Robots are becoming a vital ingredient in society. Some of their daily tasks require dual-arm manipulation skills in the rapidly changing, dynamic and unpredictable real-world environments where they have to operate. Given the expertise of humans in conducting these activities, it is natural to study humans motions to use the resulting knowledge in robotic control. With this in mind, this work leverages human knowledge to formulate a more general, real-time, and less task-specific framework for dual-arm manipulation. Particularly, the proposed architecture first learns the dynamics underlying the execution of different primitive skills. These are harvested in a one-at-a-time fashion from human demonstrations, making dual-arm systems accessible to non-roboticists-experts. Then, the framework exploits such knowledge simultaneously and sequentially to confront complex and novel scenarios.

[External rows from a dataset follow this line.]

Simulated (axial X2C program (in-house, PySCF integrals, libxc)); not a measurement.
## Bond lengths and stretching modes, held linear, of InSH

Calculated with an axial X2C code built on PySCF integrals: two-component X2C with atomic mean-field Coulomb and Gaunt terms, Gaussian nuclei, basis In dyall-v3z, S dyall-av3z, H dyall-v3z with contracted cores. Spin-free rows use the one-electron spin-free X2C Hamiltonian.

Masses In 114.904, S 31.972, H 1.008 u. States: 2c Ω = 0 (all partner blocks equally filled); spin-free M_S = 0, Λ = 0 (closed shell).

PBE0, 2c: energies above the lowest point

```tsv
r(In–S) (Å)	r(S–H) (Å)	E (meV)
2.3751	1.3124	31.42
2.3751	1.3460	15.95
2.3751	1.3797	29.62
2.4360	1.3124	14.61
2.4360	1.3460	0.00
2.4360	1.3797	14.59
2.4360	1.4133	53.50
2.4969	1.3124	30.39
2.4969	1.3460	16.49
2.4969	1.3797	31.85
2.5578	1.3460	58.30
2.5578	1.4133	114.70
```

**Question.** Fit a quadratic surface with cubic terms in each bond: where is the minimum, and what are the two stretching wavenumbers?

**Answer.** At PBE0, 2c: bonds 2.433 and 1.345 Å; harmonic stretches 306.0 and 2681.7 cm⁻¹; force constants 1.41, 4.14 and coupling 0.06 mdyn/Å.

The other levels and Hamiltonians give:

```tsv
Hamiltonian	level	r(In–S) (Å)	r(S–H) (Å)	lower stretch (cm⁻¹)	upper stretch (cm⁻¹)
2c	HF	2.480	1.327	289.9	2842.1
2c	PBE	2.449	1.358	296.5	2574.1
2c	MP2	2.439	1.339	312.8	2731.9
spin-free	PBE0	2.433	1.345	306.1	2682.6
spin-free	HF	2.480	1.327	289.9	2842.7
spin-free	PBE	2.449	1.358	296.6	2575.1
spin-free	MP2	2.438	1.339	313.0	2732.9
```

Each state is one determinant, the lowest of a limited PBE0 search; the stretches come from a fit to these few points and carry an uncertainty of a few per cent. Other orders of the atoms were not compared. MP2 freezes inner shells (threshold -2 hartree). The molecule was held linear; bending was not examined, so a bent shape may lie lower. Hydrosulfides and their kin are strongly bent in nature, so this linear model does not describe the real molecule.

Current works in the literature deal with the challenges arising from particular dual-arm applications in controlled environments. Thus, the novelty of this work lies in (i) learning a set of primitive skills in a one-at-a-time fashion, and (ii) endowing dual-arm systems with the ability to reuse their knowledge according to the requirements of any commanded task, as well as the surrounding environment. The potential of the proposed framework is demonstrated with several experiments involving synthetic environments, the simulated and real iCub humanoid robot. Apart from evaluating the performance and generalisation capabilities of the different primitive skills, the framework as a whole is tested with a dual-arm pick-and-place task of a parcel in the presence of unexpected obstacles. Results suggest the suitability of the method towards robust and generalisable dual-arm manipulation.